Applied Econometrics, Statistical Methods and Methodology
I measure the uncertainty affecting estimates of economic inequality and investigate how accounting for the properly estimated standard errors can affect the results of empirical and structural macroeconomic studies. In my analysis, I rely upon two data sets: The Survey of Consumer Finances⎯a triennial survey of household financial condition, and the Public Use File⎯an annual sample of individual income tax returns. I demonstrate that ignoring uncertainties in estimated wealth and income shares can lead to erroneous conclusions about the current state of the economy and, thereby, lead to inaccurate predictions and ineffective policy recommendations.
“Balanced Growth Approach to Tracking Recessions” (joint with Jean-François Richard), Econometrics 2020, 8(2), 14.
We propose a hybrid version of Dynamic Stochastic General Equilibrium models with emphasis on parameter invariance and tracking during economic recessions. We interpret hypothetical balanced growth ratios as moving targets for economic agents, that rely upon an Error Correction Mechanism to adjust to changes in target ratios driven by an underlying state Vector AutoRegressive process. Our proposal is illustrated by an application to a pilot Real Business Cycle model for the US economy from 1948 to 2019. Using an extensive recursive validation exercise, we highlight the model’s parameters invariance, tracking, and 1 to 3 step ahead forecasting performance.
“Goals, Constraints, and Transparent Assignment: A Field Study of the UEFA Champions League” (joint with Alistair J. Wilson).
Revise and resubmit at Management Science.
We analyze a matching mechanism developed to solve a complex constrained assignment problem for one of the most successful pan-European ventures: the UEFA Champions League. Relying upon a combination of theory, structural estimation, and simulation, we outline a quantitative methodology aimed at assessing a highly transparent (but combinatorically complex) tournament’s assignment procedure. Our analysis indicates that the UEFA mechanism is effectively a “constrained-best” in terms of pairwise independence. Moreover, we find that while substantially better mechanisms do not exist given the current constraint structure, matching distortions can be substantially reduced by only marginally relaxing the currently imposed constraint set.

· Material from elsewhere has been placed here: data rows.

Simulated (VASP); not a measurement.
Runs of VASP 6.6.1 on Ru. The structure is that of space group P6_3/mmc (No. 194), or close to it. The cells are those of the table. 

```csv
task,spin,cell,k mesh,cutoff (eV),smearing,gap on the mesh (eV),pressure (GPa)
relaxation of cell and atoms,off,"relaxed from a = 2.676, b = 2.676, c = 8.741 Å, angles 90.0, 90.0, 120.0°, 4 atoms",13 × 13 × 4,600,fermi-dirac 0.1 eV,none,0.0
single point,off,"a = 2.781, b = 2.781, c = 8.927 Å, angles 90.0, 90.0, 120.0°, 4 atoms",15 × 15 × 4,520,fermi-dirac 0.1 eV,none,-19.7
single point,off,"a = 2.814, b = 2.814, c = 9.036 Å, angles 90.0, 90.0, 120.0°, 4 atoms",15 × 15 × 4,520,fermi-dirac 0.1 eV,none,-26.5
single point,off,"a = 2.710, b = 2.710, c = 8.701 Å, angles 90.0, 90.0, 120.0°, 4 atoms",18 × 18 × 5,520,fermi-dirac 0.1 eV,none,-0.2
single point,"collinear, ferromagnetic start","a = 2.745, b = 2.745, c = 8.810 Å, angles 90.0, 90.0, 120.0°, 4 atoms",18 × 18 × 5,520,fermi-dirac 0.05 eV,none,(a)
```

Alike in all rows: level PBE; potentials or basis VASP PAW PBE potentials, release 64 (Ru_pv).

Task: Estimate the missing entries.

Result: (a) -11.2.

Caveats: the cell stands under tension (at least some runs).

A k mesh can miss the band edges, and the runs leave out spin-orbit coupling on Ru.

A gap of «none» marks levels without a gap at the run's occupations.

I identify and address several shortcomings of the existing and widely applied approach in studying the relationship between business cycles and the well-being of economic agents. In contrast to the existing literature, I allow for the relationship in question to be nonlinear by relying upon semiparametric estimation techniques. Moreover, I proxy for the state of the economy by analyzing both average economic conditions as well as the observed variability in growth cycles. While my initial results complement rather than contradict those in the literature, they provide a novel and much needed reconsideration of how to correctly analyze the relationship between economic recessions and/or expansions and health.